Scholarships are important to students because they provide a financial aid that is not based on the family’s income. While many students are eligible for financial aid, the financial aid is always based on the family’s income. Scholarships are awarded based on merit.
Can your scholarship be taken away?
Yes. Unfortunately, there are many reasons why a scholarship could be taken away. Most scholarship providers require you to perform at a certain standard. You not meeting this standard is the most common reason you could lose your funding.
Below are all the ways you could lose your scholarship, as well as what you can do after.
Lying On Your Application
For you to have been awarded the scholarship, you would have had to submit a resume. Hopefully, you did not lie on it. If your scholarship provider finds out that you did, your funding would be revoked.

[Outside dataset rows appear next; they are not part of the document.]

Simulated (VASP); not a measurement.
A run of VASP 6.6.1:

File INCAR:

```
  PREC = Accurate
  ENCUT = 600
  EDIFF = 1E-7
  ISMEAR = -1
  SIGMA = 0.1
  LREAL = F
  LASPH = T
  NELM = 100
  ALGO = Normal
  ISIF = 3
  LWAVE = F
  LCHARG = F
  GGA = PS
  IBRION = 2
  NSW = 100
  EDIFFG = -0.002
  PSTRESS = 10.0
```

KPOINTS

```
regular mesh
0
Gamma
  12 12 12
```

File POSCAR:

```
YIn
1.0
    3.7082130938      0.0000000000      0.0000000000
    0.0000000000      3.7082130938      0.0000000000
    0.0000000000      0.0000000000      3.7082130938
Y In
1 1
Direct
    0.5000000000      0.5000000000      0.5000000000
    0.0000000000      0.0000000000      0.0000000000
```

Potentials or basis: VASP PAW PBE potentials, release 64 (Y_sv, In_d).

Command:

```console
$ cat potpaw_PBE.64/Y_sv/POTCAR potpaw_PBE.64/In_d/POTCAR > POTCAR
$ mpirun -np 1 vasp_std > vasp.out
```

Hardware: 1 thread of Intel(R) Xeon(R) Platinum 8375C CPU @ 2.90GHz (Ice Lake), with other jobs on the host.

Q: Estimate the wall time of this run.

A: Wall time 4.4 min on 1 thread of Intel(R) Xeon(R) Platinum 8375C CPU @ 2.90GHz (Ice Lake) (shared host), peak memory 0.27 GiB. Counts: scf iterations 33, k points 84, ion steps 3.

You need to achieve a specific GPA to maintain your scholarship. The grade-point average would have been agreed upon before you enrolled in college. The average is set to make sure that you are performing to your highest standard.
You’re advised to regularly meet your counsellor/academic advisor to discuss your progress in classes.
The scholarship provider wants to invest in your future. However, you may keep getting into trouble. If you’re irresponsible, you would lose your scholarship because you’d be a bad investment.
A lot of the time, your presence on social media would be monitored. Make sure your social media accounts are squeaky clean.
Switching Your Major
You may have gotten tired of your major, so you’re thinking of changing degrees. Unfortunately, this would cause you to lose your scholarship.
Here’s the deal:
Sticking with a major that you don’t like is never a good idea. If you realize you have a passion for another field, you should switch. Just keep in mind that you will have to look for another means of paying for classes.
Just like you would lose funding if you change your major, you would lose it if you change your school too. Most likely, your scholarship is being awarded by the university you’re currently in.
Misuse Of Funds
Most scholarship providers are very strict about how you use the money you receive. They may only allow you to use it on your housing, tuition, and books. Your scholarship would be revoked if you’ve been using the money for anything not specified in your terms and agreements.
If it isn’t clear what you can use the money for, speak to the awarding body. This would help avoid any unfortunate situations in the future.
Just like the scholarship requires you to perform at a certain academic standard, you would be required to take a certain number of credits too. You would have to be a full-time student, which means you need to take at least 12 credits an hour.
Speak to your school to find out how many credits puts you in the full-time student category. This differs per university.
What Do You Do If You Lose a Scholarship?
Sadly, you may have lost your scholarship due to one of the above reasons. The first thing you should do is find out how much more of your tuition-fees has to be paid. Then, meet with your school’s financial aid staff. You’d learn of any funding means you could use to procure your remaining course fees.
It might be time for you to get a job and pay for college. Your scholarship would have likely paid a chunk of your tuition fees, so there could be a very little remaining left. If you work hard, it shouldn’t be hard to meet it.
Of course, there could be another scholarship or grant you could apply for. Maybe your government is offering a bursary or grant you’re eligible for? Do your research.
There are many ways you could lose a scholarship. To sum them up, they are:
- Not performing at the required academic standards
- Not being on your best behavior
- You lying on your resume
- Switching your major
- Changing universities
Regularly meet with your academic advisor to ensure everything is going according to plan. He would tell you if you’re doing anything risky that could breach your scholarship agreements. As mentioned, the most common way students lose funding is because they don’t meet the GPA that their awarding body has set.